Does the procmem add-on not work just fine as is? Is it just the configuration-point which is annoying you?
Another example is Xymondash:
Oh please, no. Read my sig.
If I wanted a json xml javascript monster, I'd select from the myriad of commercial products out there. We've run xymon/bb since the dawn of time. In the last twenty years, several other monster products have been brought in to "improve the look and feel" of our monitoring. All have died an early death, leaving our simple xymon server doing its duty and displaying its results.
I'll stick with "boring that works".
-- Do things because you should, not just because you can.
John Thurston 907-465-8591 John.Thurston at alaska.gov Department of Administration State of Alaska
On 3/26/2019 10:49 AM, SebA wrote:
I think merging some add-ons into the Xymon source code should be considered where those add-ons would be widely used, subject to licensing restrictions.
For example, and I have not yet tested this add-on, but a way to alert on processes using too much memory looks increasingly useful to me (together with graphing of memory for certain processes): http://tools.rebel-it.com.au/xymon-procmem/
Ideally the shell code that add-on uses would be converted to support in the C code so that this could be configured in analysis.cfg rather than hosts.cfg though.

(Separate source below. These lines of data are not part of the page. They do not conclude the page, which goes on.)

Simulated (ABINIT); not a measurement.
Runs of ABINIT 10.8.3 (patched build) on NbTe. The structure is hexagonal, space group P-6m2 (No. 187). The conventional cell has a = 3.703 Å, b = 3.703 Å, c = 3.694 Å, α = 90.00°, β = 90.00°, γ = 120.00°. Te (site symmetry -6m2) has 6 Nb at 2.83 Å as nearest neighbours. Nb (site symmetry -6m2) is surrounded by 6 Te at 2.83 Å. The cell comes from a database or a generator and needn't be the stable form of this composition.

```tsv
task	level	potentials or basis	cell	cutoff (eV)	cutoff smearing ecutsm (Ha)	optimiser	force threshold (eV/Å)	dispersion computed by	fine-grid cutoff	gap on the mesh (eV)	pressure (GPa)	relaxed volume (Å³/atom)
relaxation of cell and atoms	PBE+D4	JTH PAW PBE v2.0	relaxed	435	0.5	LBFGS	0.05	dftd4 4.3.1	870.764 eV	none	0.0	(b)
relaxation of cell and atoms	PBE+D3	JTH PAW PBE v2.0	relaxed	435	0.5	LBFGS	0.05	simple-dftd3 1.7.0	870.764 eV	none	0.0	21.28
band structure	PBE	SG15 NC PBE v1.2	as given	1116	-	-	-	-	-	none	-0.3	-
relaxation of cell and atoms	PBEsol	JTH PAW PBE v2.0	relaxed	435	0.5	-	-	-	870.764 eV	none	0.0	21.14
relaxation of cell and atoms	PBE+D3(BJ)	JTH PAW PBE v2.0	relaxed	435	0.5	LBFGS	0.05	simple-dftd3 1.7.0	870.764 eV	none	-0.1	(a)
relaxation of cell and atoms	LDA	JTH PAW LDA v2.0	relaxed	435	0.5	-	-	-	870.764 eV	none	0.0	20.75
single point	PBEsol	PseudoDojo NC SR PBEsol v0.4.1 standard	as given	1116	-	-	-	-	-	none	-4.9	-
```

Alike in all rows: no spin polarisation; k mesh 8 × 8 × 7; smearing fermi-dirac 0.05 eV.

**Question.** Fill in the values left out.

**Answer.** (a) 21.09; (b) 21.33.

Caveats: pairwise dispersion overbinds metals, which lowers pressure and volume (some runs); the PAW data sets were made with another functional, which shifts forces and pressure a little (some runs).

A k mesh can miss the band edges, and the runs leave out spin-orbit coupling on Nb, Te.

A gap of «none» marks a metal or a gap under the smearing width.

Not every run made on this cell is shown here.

Another example is Xymondash: https://github.com/daduke/Xymondash
I haven't used it yet either, but it sounds good. Having said that, development on that shouldn't be stymied by locking it to Xymon releases
- and it requires Python >= 3.5 (or 3.4). Maybe as a post-installation task Xymon could ask if you wish to install it, check dependencies, ask a few questions, download and install it? It would be good to be able to present a more modern GUI as part of Xymon.